- Address:
- 400 Walnut. St., Des Moines, IA, 50309
- Phone:
- 515-288-9606
- Overall User Rating:
-
(8 ratings)
- Hours:
- Food served 5 p.m.-10 p.m. Monday through Thursday (the bar is open until midnight) and from 5 p.m.-11 p.m. Friday and Saturday (the bar stays open until 2 a.m.)
- Official Web Site:
- http://www.azaleadsm.com/
The stars aligned perfectly for Azalea two years ago. Just a few months after opening, the caucuses hit town. Political luminaries poured in, national newspapers raved and the hot spot totally took off. Yet by spring - even before founding chef Jeremy Morrow moved on - food began to slip and the overall sizzle began to fizzle.
Fortunately, a successful new menu, along with the recent run of "Wicked" at the Civic Center and some high praise in the Wall Street Journal, have helped bring back the buzz.
Ambiance: Graceful touches successfully meld with hard-edged urban effects in a plush yet postmodern way.
Menu: Chef Sean Wilson, a North Carolina native who has been with Azalea since its opening and took over after Morrow left, often grounds his high-end, detailed dishes with down-home Southern touches such as grits, oysters, collard greens, pimento cheese, peanuts, pecans - and lots of bacon.

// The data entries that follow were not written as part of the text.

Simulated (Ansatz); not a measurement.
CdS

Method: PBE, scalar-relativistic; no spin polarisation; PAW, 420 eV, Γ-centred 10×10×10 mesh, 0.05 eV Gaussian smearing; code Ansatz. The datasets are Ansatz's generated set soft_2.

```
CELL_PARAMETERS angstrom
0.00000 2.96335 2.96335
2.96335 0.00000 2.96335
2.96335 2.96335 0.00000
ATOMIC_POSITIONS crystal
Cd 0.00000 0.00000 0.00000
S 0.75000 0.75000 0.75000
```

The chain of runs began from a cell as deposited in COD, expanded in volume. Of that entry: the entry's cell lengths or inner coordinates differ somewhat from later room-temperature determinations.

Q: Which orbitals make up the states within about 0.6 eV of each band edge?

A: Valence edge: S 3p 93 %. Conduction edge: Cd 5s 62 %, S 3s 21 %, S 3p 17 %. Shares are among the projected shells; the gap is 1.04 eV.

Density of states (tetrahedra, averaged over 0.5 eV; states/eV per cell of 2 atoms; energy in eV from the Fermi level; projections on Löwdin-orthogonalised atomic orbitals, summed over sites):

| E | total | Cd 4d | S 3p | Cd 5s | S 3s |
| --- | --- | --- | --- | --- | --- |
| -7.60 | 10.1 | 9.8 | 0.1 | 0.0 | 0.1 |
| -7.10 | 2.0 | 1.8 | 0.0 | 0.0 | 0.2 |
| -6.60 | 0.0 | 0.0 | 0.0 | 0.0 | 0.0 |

First-rate food: For the most part, the kitchen was able to stay on top of the precise, detailed cuisine that glistened with freshness and blazed with flavor. Greatest hits included the tender beef shoulder steak with a luscious blue cheese creamed spinach as well as the chicken with a homemade butternut squash and foie-gras raviolio and a pomegranate salsa verde.
It's nice to know you can go low here, too; starting at $10, the wood-fired pizzas combine clever ingredients in ways that proved dashing and original, at least judging from a winning pie with house-smoked chicken, barbecue sauce, roasted red onion, Fontina and a Cheddar crust.
For dessert, an Orange Mousse Cake proved as creative and passionately wrought as the best here.
Enough, already: Sometimes the Southern angle seems more about schtick than satisfaction. The fried oysters and pork tenderloin tasted like two separate entrées that happened to share one plate. And the molten foie gras croquette on the Dr. Pepper Braised Short Ribs left me scratching my head. One cut into it revealed a watery liquid that had little to offer an otherwise top-notch dish of unctuous ribs.
And as true-to-the-South as the winter greens are, one night they arrived with a harsh, peppery angle that clobbered the finer workings of the dish.